In the comments and cited in evidence of the experience of female candidates is a survey from the National Women’s Council of Ireland, which to be honest reads like a whine  list or litany of awful things from the campaign trail that anyone who has stood in an election could offer up, whether male or female. I had a canvasser of mine who was hunted from a doorstep in a urban Dublin area by someone brandishing what they thought was a shotgun!

I would contend that an alternative view to the notion of quotas might be that we should have an electoral system that did not serve to penalise political parties for taking chances on candidates, whether male or female, who the parties fear the electorate might potentially decide to be wrong for them. This would allow the parties to be run as many candidates as were interested in offering themselves for consideration and it would be up to the public to decide who they wanted.

The fact is that PR-STV can work as a form of instant primary but parties do not do so as the issues of the potential of low transfers between party candidates might ultimately cost them seats. If total national seat allocation was based on the portion of the national vote received with the constituency election being a means to choose which specific individuals got the seat we might see more people take a chance along with parties being more willing to take that chance with them. The national seat distribution could be topped with those party or even non-party candidates who had the highest vote without being elected at the constituency level.

The other issues being raised about the nature of politics that is supposedly off putting to women, clubbishness and so on strikes me as missing the point. Convincing people to vote for you and support a course of action you advocate requires things like building alliances,  being somewhat thick skinned about personal comments etc. All of this effort against what is human behaviour is a bit like suggesting that sport X should change its rules so that more people who are currently unsuited to it could play it. But it would cease to be the sport it was. If you think soccer players should be able to catch the ball go play rugby or football, if you think people shouldn’t be able to make such rough tackles in football then play soccer. If you think that people shouldn’t club together to achieve their collective aims then electoral politics isn’t for you.

I hate to be citing Big Brother as empirical evidence of much of anything but the fact that the female contestants picked one another off while the males tended to club together until such time as they absolutely had to fight amongst themselves says something even if it’s hard to be 100% sure what it is.

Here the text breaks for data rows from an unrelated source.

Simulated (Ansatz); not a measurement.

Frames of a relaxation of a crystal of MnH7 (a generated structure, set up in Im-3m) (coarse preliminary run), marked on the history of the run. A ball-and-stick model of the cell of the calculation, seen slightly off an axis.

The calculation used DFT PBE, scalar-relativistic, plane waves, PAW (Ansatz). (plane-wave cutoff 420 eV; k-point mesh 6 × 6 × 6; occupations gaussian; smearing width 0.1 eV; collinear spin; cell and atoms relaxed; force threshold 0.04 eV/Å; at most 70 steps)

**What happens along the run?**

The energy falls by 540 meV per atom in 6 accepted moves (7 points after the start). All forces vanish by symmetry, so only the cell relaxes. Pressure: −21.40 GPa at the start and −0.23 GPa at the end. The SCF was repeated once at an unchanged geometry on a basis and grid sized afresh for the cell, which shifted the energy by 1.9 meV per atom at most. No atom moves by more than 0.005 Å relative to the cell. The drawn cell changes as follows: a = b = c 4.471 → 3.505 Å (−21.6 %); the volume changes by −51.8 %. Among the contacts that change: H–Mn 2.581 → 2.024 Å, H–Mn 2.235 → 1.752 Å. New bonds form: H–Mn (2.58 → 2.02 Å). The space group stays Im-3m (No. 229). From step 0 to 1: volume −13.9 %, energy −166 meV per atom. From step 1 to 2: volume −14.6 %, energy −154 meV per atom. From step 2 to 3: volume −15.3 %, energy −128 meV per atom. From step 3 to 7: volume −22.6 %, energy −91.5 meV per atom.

Those negative comments from the NWCI Survey could be as easy found by asking male candidates of their experiences too, as I was a candidate at one time below are a few responses to the comments I’d add. The ‘quoted’ remarks are from the NCWI post on the survey

‘Negative comments from women [like] ‘politics is no place for a woman’ and ‘isn’t your husband great to be allowing you to do this’, to ‘don’t forget to make time for your children and don’t neglect you family’ really annoyed me. At the first council meeting, I was referred to as the ‘new girl’.

DK - I was in my 30s and even then most members of the party thought of me as a lad barely out of short trousers. Older people in Ireland are incredibly patronising of younger people, it’s not about gender.

‘And one elderly man on the doorstep said he would vote for me because ‘you would be handy for cooking them dinner in the council’ - he didn’t intend to be rude, but that was his truth”

DK - If people are put off by every negative comment and experience on a door step then they’ve no place contesting an election. Ask anyone who has contested an election and they will regale you with horror stories of craziness and abuse they’ve experienced. It will be a minority of people that behaviour like this but out of 100,000 people even 0.1% is a 100 people. The fact that I’d worked in IT lead some voters to think I’d be great for fixing the PCs in the council.

‘As I was on the ticket with a male, I was mostly ignored at the doors, unless I happened to be on my own - even when male party members were canvassing with me, the public tended to speak to them, not me.’

DK - It is your job as the candidate to make an impression on the voters, it is not the voter’s job to single you out. Be pushy, assert yourself. Why would someone choose to vote for someone to speak up for them when they don’t even spoke up for themselves? Remember you’ve come to their home, you have to convince them to chose you above all others.

‘Some women commented that as a young woman, I should be happy to be married and have children, not get into politics’

DK - I recall research from Liam Weeks at UCC on the 2004 local elections that showed that the worst for voting for young women were older women. But it is ironic that, if in part the under representation of women in politics is due to the behaviour of women voters that, the solution is to reward this behaviour by having a quota for those same women! Believe me a quota system won’t be seeing loads of 20 something women getting elected.

‘I stay in it (politics) because I want to continue making a difference in my area and to influence policy within a larger party, but it is frustrating!’

DK - Politics is incredible frustrating, if you can’t cope with frustration then knocking on thousands of doors isn’t for you. This like people complaining that they’d be Olympic distance champions only that they found the hours and hours of training to be really boring. If you can’t do the work involved in the training then don’t expect to get the medals. And political change takes place over decades, not a few months or years.

‘Women found it encouraging seeing a young female candidate seeking re-election’

‘Intimidation and bully tactics are still a very prevalent part of party politics. While existing female councillors are tolerated, obstacles and barriers are put in place to prevent further new female candidates from entering politics’

DK - Bullying or overbearing behaviour is common in lots of jobs, but  let’s face you have to have some sort of ego to stand in front of the public and ask that they vote for you not someone else. If you can’t cope with encountering overbearing egos then representative politics isn’t for you.

‘[There is a] Paternalistic attitude within the political party. Assumptions made that I am in more need of advice because I am a woman. Mostly among older men. Men in their 20s and 30s treat women equally on the whole’

DK - anyone who is on the younger side in any organisation will have any number of older people trying to bend their ear to provide them with the benefit of their advice and experience. Even if much of it is useless and repetitive. You will get the same from the voters. Learn listen and if it’s of any use then great but mostly you’re humouring people.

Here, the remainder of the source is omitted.